Such is the interest in shopping locally and what results it can bring to local economies, that two Canadian film makers are set to document it.
Nate Lacroix and Ashley Matt are setting out to discover what it really means to shop locally in this feature length documentary about a small community in Ontario. The film will primarily take place in Midland and the surrounding Huronia region, where many residents are now returning to the idea of a locally based economy to combat hard economic times.
Start Local will not only examine the economic impact of shopping locally, but will also attempt to uncover the social implication it has on a community.
The pair are excited about the progress the film is already making “The film will take place in our home town, however we hope it will serve as an inspiring example of what other towns around the globe can do to become more locally focused.”
But the movie still needs to be made, and the filmmakers are asking for people’s help with a crowdfunding platform. It’s a nifty idea that we’ve talking about before, and there’s film credits up for grabs. Check it out here: http://igg.me/p/307164/x/2444588
There’s a great number of reasons to buy locally. This fabulous blog from a family attempting to buy locally for 365 days sites:
A June 2010 study released by Local First Arizona found that SCF Arizona’s ‘buy local’ attitude leads to $528 million economic impact as they switched to sourcing 82% of its goods and services from other Arizona companies.

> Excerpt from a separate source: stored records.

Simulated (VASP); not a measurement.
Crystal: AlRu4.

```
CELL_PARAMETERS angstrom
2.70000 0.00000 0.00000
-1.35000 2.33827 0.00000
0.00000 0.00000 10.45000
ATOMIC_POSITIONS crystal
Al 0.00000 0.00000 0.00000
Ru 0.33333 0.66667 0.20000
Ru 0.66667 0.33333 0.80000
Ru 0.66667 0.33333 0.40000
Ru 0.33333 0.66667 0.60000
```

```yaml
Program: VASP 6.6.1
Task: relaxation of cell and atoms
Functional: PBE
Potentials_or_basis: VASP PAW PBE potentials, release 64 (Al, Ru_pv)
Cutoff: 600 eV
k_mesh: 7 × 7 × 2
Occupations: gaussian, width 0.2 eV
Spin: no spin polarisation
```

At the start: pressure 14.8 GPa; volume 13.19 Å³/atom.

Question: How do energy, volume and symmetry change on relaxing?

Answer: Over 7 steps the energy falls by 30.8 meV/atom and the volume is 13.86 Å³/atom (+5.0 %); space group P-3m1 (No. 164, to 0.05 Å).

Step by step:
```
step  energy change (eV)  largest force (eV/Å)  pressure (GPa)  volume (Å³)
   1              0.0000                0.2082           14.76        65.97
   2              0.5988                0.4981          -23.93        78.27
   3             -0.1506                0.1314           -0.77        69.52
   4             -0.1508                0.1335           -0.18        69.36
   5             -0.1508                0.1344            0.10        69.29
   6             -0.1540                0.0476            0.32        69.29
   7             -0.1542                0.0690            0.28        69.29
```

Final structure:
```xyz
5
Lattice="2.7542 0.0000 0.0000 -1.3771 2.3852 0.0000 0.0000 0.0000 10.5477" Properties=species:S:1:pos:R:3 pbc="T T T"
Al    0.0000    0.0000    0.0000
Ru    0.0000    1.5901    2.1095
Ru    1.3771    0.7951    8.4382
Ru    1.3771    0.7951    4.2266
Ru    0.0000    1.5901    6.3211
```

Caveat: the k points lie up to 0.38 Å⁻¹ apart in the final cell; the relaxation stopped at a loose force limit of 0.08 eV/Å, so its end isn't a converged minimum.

A 2007 San Francisco retail diversity study analyzes the market share of several categories as to what percentage is held by chains or locally-owned businesses. It then calculates that if 10% of spending were shifted from chains to locals it would increase economic output by almost $192 million, create almost 1,300 new jobs, provide almost $72million in new income for workers, and create over $15 million in additional retail activity.